Statistics of natural reverberation enable perceptual separation of sound and space

Proceedings of the National Academy of Sciences, 2016

James Traer and Josh H. McDermott, Computational Audition Lab, MIT

Summary Audio Demos Figures IR Survey Code

In everyday listening, sound reaches our ears directly from a source as well as indirectly via reflections known as reverberation. Reverberation profoundly distorts the sound from a source, yet humans can both identify sound sources and distinguish environments from the resulting sound, via mechanisms that remain unclear. The core computational challenge is that the acoustic signatures of the source and environment are combined in a single signal received by the ear. We investigate the hypothesis that the human auditory system utilizes the natural statistics of environmental reverberation to separately infer sound and space from a reverberant signal.

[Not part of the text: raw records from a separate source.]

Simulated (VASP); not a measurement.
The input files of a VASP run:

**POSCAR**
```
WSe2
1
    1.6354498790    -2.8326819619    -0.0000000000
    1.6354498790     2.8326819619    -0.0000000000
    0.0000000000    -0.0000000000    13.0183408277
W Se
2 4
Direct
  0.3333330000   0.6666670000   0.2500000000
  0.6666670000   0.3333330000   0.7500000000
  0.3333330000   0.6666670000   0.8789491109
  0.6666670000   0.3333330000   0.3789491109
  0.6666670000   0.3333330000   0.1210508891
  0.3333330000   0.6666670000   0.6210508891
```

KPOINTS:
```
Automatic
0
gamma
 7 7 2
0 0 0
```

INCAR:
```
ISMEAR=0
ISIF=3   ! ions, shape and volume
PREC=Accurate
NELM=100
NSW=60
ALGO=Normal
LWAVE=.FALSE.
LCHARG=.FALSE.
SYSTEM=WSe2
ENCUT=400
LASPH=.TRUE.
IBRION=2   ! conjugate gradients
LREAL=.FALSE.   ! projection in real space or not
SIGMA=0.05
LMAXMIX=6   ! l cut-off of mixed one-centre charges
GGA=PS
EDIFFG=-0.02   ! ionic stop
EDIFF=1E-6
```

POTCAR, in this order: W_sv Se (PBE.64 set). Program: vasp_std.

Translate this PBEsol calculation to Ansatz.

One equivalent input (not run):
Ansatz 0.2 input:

Reverberation can be modelled as a linear filtering of a clean sound source (dry speech) convolved with an impulse response (i.e., the response of the space to an impulse source). (Click the cochleagrams for audio)

Measuring natural statistics of reverberation

We recruited 7 volunteers and sent them randomly timed text messages 24 times a day for two weeks. Participants responded to each text with the address and a photograph of their location. We then attempted to visit each location and measure the IR. IRs were measured with an apparatus that recorded a long-duration, low-volume noise signal produced by a speaker. Because the noise signal and the apparatus transfer function were known, the IR could be inferred from the recording. The long duration allowed background noise to be averaged out, and, along with the low volume, permitted IR measurements in public places. We measured IRs from 271 distinct survey sites.

The measurement apparatus in a range of survey locations (from left): Gym, supermarket, forest, restaurant, department store. (See IR Survey for audio from the survey.)

Analyzing reverberant impulse responses (IRs)

To examine the effect of the IR on information in peripheral auditory representations, we represented IRs as "cochleagrams" intended to capture the representation sent to the brain by the auditory nerve, obtained by processing sound waveforms with a filter bank that mimicked the frequency selectivity of the cochlea and extracting the amplitude envelope from each filter. Despite the diversity of spaces (including elevators, forests, bathrooms, subway stations, stairwells, and street corners), the IRs showed several consistent features when viewed in this way:

From left: Power decay with time in four cochlear subbands. In each subband an exponential decay (i.e a straight line when power is expressed in dB) is fit to the data by least-mean-squares (red dashed line). The Reverberation Time (RT60) is extracted from the fitted decay rates and plotted for the surveyed data blocked into quartiles according to the magnitude of reverberation. (See Figures 3 and 4 for more details.)

Synthesizing IRs

We tested whether human listeners were sensitive to the regularities we observed in real-world IRs, by synthesizing IRs that were consistent or inconsistent with these regularities. We synthesized IRs by imposing different types of energy decay on noise filtered into simulated cochlear frequency channels.

Schematic of IR synthesis. (See Audio demos to hear synthetic IRs.)

Perception of synthetic IRs

To assess whether the synthetic IRs replicated the perceptual qualities of real-world reverberation, we asked listeners to discriminate between real and synthetic reverberation. Participants were presented with two sounds and asked to identify which one was recorded in a real space. Performance was poor unless the synthetic IRs replicated the natural statistics that we observed, suggesting that these regularities capture the perceptually important effects of reverberation.

Task schematic (left) and results (right) for the reverberation realism experiment. The "ecological" IRs were synthetics which conformed to the surveyed distribution. All the others violated the distribution in some way. (See Figure 6 for more details.)

Perceptual separation of source and IR

We tested whether humans can separately estimate source and filter from reverberant sound, and whether any such abilities would depend on conformity to the regularities present in real-world reverberation. Participants heard synthetic sources convolved with synthetic IRs. One task measured discrimination of the sources ("Which sound is different?"), while another measured discrimination of the IRs ("Which sound was recorded in a different room?"). In both cases the sources were designed to be structured but unfamiliar, and the various types of synthetic IRs were equated for the distortion that they induced to the cochleagram, to minimize the chances that performance might simply reflect differences in such distortion. Participants were better at both tasks when the IRs exhibited natural reverb statistics, suggesting that the ability to separate the effects of source and filter leverages prior knowledge of natural reverberation.

Task schematic and results for the source perception separation experiments: Source discrimination (left) in the presence of varying reverberation and IR discrimination (right) in the presence of varied sources. (See Figure 7 for more details.)